The government has responded with a raft of measures to bring down retail prices of key food items such as vegetables, cereals and pulses.
The findings of Moneycontrol’s poll are in line with the latest Business Inflation Expectations Survey, conducted by the Indian Institute of Management, Ahmedabad. The survey, released on January 6, found that while the one-year-ahead inflation expectations of Indian businesses had declined to 4.04 percent in November 2023, on average, expectations of firms had "remained anchored around 4.2 percent for the past six consecutive months".
Steady on interest rates too
The RBI, which is mandated to keep CPI inflation at 4 percent with a tolerance range of 2-6 percent, has left the policy repo rate unchanged at 6.5 percent since February 2023 after raising it by 250 basis points in 2022-23 to curb price rises. And Indian CEOs expect the central bank's Monetary Policy Committee to stay pat on rates in the coming months.
As many as 59 percent of the CEOs surveyed think interest rates will likely remain unchanged in the next six months, while 30 percent expect them to fall during the period.
Mirroring the responses on the inflation outlook, around 11 percent think interest rates may either rise or are not sure about the direction they might move in.
Economists have been predicting that the RBI may look to cut the repo rate around the middle of 2024 as it gains clarity on CPI inflation reaching the medium-term target of 4 percent.
"With the global monetary policy backdrop turning more benign, we bring forward our rate cutting cycle, now expecting RBI to deliver interest rate reductions from April-June, probably in the June MPC (meeting)," said Rahul Bajoria, managing director and head of EM Asia (ex-China) Economics for Barclays, following the release of CPI data for December on January 12.

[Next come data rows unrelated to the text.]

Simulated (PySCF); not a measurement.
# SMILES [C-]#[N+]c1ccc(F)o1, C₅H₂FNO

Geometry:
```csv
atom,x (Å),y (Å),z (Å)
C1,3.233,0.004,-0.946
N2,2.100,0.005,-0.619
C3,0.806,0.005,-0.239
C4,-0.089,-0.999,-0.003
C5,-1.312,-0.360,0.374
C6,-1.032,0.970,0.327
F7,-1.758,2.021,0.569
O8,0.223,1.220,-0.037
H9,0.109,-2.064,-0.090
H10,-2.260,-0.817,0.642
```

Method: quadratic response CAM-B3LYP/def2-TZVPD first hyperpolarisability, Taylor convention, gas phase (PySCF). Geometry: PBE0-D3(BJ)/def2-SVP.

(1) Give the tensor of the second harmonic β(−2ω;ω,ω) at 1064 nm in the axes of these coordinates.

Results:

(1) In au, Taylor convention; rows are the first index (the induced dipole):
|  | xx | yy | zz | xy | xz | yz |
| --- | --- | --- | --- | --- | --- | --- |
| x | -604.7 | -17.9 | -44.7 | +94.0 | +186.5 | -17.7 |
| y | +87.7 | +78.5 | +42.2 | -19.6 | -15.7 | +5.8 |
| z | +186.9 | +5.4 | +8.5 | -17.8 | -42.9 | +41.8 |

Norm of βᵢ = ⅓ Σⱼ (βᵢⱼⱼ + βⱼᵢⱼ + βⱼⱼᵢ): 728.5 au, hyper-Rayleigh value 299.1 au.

Bajoria expects the RBI to cut the repo rate by 75 basis points in the second half of 2024.
One basis point is one-hundredth of a percentage point.
While CEOs don't think interest rates will change in the first half of 2024, they are hoping the authorities will help in easing access to financial services through a variety of methods including a single window for know-your-customer (KYC) checks across products, more liberal farm loans and low-cost financing schemes to bolster infrastructure development in tier 2-3 areas.